We attach, at the foot of this article, a downloadable copy of the recent farewell speech by the departing Chair of the Criminal Cases Review Commission (CCRC). Although the CCRC does not operate in Scotland, where we have our own Commission, the processes employed by the two commissions are broadly similar as, indeed, are the perceived weaknesses in those processes. The speech is an interesting one. It offers comment on issues which are of ongoing concern to us at MOJO, and of similar concern to other groups and organisations elsewhere in the UK who are active in campaigning against miscarriage of justice.
Selective extracts follow, but we would encourage you to read the speech in full:
Mahmood Hussein Mattan was hanged on 8 September 1952 for the murder of Lily Volpert. His conviction was amongst this Commission’s very first referrals. Vital evidence was simply not disclosed by the police.
In quashing the conviction, The Court of Appeal stopped short of saying that an innocent man had been hanged, though that is obviously what happened. But it did say:
“….injustices of this kind can only be avoided if all concerned in the investigation of crime, and the preparation of criminal prosecutions, observe the very highest standards of integrity, conscientiousness and professional skill”.
We no longer hang people. But I have to tell you that the experience of this Commission, having reviewed over 23,000 cases since being set up, is that even today we all too often still see instances where the investigation and preparation of criminal prosecutions fall well short of the highest standards of integrity, conscientious and professional skill called for by the Court over 20 years ago.
I drew attention 5 years ago in my 2012/13 annual report to disclosure failures as the continuing biggest single cause of miscarriages of justice. I repeated those concerns in subsequent Annual Reports. This led to a joint police/cps inspection into disclosure in 2017. Sadly, that report showed that our concerns were all too well founded. The report makes chilling reading. It spoke of a routine failure to comply with disclosure requirements. Disclosure issues were often only dealt with at the last minute, if at all. The situation was so bad that the Report’s authors spoke of a culture of defeated acceptance by police and prosecutors.

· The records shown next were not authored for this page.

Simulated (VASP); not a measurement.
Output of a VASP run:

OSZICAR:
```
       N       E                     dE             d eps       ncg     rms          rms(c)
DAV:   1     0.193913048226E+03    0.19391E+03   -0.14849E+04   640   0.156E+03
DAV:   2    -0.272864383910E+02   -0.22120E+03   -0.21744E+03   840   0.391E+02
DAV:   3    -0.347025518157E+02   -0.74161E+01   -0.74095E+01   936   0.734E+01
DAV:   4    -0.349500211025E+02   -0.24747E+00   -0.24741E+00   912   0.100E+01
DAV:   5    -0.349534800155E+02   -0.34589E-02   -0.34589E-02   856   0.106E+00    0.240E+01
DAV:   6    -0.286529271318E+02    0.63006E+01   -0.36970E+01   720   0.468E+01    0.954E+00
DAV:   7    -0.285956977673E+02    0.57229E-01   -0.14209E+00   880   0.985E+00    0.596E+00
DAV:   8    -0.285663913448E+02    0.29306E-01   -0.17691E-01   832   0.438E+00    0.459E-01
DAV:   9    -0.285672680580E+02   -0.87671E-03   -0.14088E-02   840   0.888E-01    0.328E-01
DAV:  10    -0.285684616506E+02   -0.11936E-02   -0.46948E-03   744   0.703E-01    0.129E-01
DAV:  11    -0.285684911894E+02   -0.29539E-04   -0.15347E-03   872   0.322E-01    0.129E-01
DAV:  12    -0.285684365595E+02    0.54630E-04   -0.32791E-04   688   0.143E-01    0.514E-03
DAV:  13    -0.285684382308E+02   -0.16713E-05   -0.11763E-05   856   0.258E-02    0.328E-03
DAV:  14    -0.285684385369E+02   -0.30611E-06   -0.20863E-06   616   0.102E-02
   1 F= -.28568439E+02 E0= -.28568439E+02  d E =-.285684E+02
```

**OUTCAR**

We see the evidence of this failure all around us. In the recent high profile collapse of rape and serious sexual offence prosecutions, such as that of Liam Allan, Oliver Mears, Isaac Hay and Samson Mikele. So bad had matters become the CPS commissioned a special review of ongoing prosecutions earlier this year. A review which led to 47 cases being dropped by them on non-disclosure grounds. The CPS say they believe these 47 cases would all have been stopped before trial in any event. Even if true, this, “Well we would almost certainly have got round to dropping the cases in the end” defence is scant comfort to those who will have had to suffer months if not years of unnecessary uncertainty and opprobrium. This Commission routinely refers convictions on non-disclosure grounds. Recent examples include the cases of Embleton, Dunn and Z, all within the last year or two.
So I do not myself think that the CPS contention that the existing checks and balances in the system guarantee cases which should be stopped will always be stopped before trial is supported by current evidence.
A particularly worrying aspect of the CPS review’s findings were the number of instances where material that was already in the prosecution’s possession when charges were brought – and which undermined the prosecution fundamentally – had still not been looked at at point of charge. Equally worrying, the CPS report points to instances where lines of enquiry which might have stopped the case in its tracks had simply not been identified by investigators at all, or if identified not followed up. This is supported by our own experience. A frequent ground of Commission referrals is a line of enquiry followed up by ourselves, which could and should have been identified by the original investigation, and which was completely missed by investigators.
What underlies this, in my view, is a widespread and worrying lack of grip by too many investigators in the basics of criminal investigation. A lack of grip which is resulting in those who should be brought to justice not being properly investigated, in trials collapsing at the courtroom door or during trial itself; and still worse convictions which prove unsafe and which were entirely avoidable.
But do not just take my word for it. Consider what Her Majesty’s Inspectorate of Constabulary said in a report published just last year. The inspectors did not find a single police force which was outstanding at crime investigation. They found 10 – that’s almost a quarter of all police forces – required improvement in the basic policing task of investigating crime. And they found a dire shortage of trained investigators with one in five investigator positions either vacant or filled with untrained officers.
What do serving front line officers themselves say? Almost half the police officers surveyed told inspectors they felt their force was not very effective, or not at all effective, at investigation. The Inspectorate describe the shortage of qualified detectives and other investigators as, “a continuing national crisis”.
Police officers must have a sound knowledge and understanding of the fundamentals and essentials of criminal law, including the rules of evidence and procedure. Cases can then be investigated, and if the evidence is there, the accused brought to trial. False accusations can be flushed out and the wrongly accused protected.
Identifying and pursuing appropriate lines of enquiry which might support the defence case or undermine the prosecution case is not inimical to, or a distraction from, good police work and good prosecuting. It is good police work and good prosecuting.
And for those of us concerned with miscarriages, ensuring that these basic police and prosecution shortcomings are acknowledged and put right has to be a top priority. Any analysis of miscarriages needs to be seen in the context of these fundamental shortcomings.